Later, when I worked in Atlanta, I would lunch at the Varsity alone. Walk there, a mile or so, or, if I drove, I'd park in the lot and dine inside. That's what most people do these days. The carhops are fewer and less flamboyant. Inside, though, the atmosphere is essentially as it has been for as long as I can remember.

“What'll ya have?” Red-and-white tiles, chrome, shiny-clean mirrors, and sociable anticipation. The main room is aswarm with kids in Catholic school uniforms, dusty workingmen in gimme caps, rangy youths wearing letter jackets, hip-hoppy boys in wear endorsed by Out-Kast, businessmen in white shirts and ties, a bedraggled white-bearded man wearing mismatched sneakers. Altogether a dozen or so people at each of the seventeen indoor stations, lined up and moving along briskly, because the people taking the orders are rattling off the time-honored question: “Wuddle-ya-have, wuddle-ya-have?”

They are enforcing the equally time-honored Varsity injunction, “Have your money in your hand and your order in your mind.” But you don't feel harried, you feel that you are sustaining a tradition. Out of courtesy to those behind you, and respect for the institution, you do your
part to help the Varsity function. And while you're doing it, you chat with your fellow pilgrims. In the line next to mine, a willowy young black woman with Condoleezza Rice hair is marveling at the sight of a teacher keeping a busload of field-trip kids focused. “I could not do that,” she says. “My nerves are too bad.”

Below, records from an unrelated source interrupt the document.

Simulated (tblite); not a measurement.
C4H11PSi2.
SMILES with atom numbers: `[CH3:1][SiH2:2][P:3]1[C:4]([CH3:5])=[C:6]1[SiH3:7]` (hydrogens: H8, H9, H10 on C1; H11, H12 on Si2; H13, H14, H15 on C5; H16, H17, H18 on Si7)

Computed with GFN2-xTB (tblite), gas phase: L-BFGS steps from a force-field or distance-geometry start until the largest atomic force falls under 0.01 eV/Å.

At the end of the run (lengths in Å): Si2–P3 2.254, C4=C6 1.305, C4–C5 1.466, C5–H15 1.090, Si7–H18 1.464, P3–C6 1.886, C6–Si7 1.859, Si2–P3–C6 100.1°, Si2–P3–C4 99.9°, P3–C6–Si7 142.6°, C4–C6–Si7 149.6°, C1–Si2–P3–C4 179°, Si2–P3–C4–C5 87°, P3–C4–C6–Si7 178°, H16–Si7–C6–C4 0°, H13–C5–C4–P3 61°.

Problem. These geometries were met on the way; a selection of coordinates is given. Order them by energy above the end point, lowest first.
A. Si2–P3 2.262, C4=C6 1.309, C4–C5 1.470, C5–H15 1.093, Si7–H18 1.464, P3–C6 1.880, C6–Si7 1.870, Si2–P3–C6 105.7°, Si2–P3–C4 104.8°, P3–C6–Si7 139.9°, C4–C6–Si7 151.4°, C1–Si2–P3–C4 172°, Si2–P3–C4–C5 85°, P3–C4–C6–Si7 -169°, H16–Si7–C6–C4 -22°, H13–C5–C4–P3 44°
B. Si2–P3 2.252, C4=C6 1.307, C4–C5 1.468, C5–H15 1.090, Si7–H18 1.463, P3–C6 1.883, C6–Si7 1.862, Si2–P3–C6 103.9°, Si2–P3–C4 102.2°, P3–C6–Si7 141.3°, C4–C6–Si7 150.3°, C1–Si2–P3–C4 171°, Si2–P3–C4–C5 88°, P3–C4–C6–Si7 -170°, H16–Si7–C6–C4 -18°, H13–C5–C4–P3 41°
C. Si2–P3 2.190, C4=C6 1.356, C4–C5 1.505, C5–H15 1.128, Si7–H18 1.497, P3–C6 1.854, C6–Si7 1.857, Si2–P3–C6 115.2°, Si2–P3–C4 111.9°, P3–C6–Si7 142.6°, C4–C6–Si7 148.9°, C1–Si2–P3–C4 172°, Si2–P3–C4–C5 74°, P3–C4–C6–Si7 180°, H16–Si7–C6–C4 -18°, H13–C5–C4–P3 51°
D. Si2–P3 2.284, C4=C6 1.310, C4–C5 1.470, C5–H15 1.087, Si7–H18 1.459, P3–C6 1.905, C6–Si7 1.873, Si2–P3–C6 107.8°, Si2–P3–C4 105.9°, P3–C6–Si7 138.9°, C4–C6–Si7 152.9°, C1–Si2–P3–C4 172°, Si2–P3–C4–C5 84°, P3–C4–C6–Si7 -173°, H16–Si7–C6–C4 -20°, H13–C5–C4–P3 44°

“I know how you feel,” responds a blockish white man in coveralls. “I got five grandboys from three to eight, and I can't stand 'em more'n an hour at a time. That's some list you got there.”

“I work out in Buckhead, and I said, ‘Anybody want anything from the Varsity?’ I shouldn't have said anything.” She reels off her order: “Nine chili dogs, five chili burgers, three BLTs, a burger with pimento cheese—”

“I never tried that,” the man behind her says. “I'll have to try that.”

“…a chili slaw dog—”

“Oh
yeah, now my stomach's growling.”

“…three fries, three rings, three frosted oranges, and three apple pies.” Within four minutes, it's there for her, piping hot, in “walking boxes.” I notice the bill is $52.16 with tax.

The Varsity is to a great extent transparent. When you give the “wuddle-ya-have” people your order, they call it back behind them to the Hole, where you can see people slicing buns, assembling sandwiches, and scooping fresh rings and strings out of fresh grease (canola oil, these days). The Varsity has its own lexicon. “Gimme a naked dog and strings.” “Gimme a glorified steak and rings.” “Yankee dog and an F.O.” A naked dog doesn't have anything on it. Why anybody would order that “is beyond me,” says the Varsity's owner, Nancy Gordy Simms, but some people do. A Yankee dog, also known as a yellow dog, has just mustard on it, a yellow streak. Hey, a little retro regional humor.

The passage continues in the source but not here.